The bonus was that he could also stay on campus with Alison, who was about to start dental school at UCLA. After a year on staff at the library, Lee moved to social sciences computing, where one of his inaugural assignments was to create the first-ever computer help desk for the entire division. Eight years later, he teamed up with IT colleagues campuswide to develop the UCLA-wide Help Desk Consortium which has since blossomed, with Lee’s help, into the UCLA BruinTech community of campus tech experts. Among his current projects is working with leaders across social sciences to update websites to enlist the latest in web design and technology.
Along the way, Lee found time to enroll in UCLA’s intensive, yearlong Professional Development Program, as well as to serve on Staff Assembly’s board of directors before being elected president. He also served as a staff representative for four years on UCLA Recreation’s John Wooden Center Board of Governors when UCLA’s Healthy Campus Initiative was introduced.
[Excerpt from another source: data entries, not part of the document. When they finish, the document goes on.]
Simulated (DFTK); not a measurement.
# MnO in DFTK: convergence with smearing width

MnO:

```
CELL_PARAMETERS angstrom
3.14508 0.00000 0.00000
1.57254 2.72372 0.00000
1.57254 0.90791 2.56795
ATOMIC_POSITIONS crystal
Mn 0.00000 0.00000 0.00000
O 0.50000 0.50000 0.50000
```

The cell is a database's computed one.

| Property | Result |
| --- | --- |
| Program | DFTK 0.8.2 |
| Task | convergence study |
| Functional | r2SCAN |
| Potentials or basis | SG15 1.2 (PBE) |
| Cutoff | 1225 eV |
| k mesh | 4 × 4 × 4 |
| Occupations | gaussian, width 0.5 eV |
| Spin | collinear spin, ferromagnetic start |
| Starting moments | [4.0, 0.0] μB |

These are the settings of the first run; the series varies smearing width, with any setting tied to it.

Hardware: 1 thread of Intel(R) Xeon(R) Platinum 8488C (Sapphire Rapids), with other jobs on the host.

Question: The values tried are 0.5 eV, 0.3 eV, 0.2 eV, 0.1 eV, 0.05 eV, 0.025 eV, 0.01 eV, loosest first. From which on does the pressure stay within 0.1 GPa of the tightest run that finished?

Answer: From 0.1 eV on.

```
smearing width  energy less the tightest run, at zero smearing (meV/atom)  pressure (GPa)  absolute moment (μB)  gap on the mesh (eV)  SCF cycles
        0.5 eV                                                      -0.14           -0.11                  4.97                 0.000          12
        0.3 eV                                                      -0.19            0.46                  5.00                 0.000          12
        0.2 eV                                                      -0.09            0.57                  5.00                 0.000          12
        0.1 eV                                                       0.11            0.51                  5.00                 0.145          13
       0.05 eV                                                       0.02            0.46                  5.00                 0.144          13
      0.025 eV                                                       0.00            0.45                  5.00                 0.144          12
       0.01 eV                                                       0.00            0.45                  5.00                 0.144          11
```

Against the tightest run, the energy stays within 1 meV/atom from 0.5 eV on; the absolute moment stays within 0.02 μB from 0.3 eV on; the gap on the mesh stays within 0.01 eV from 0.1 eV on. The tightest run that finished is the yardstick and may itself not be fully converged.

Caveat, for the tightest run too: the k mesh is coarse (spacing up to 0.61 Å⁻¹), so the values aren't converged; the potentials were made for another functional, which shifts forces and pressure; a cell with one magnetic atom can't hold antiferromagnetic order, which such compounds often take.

Today, given Lee’s commitments to Staff Assembly, his demanding job and busy family life, his main connection with UCLA Recreation is through exercise during his workday. Several times a week, you can find him in the North Pool at Kaufman Hall at 6:30 a.m. or in a yoga class at noon. And he runs.
“I run around UCLA almost daily after work, even in the rain,” he said.
This year, Lee and his wife made a mutual New Year’s resolution to run at least one mile a day. As of today, 61 days into 2016, Alison has successfully met the 61-mile target. Not surprisingly, her husband is already up to 190 miles.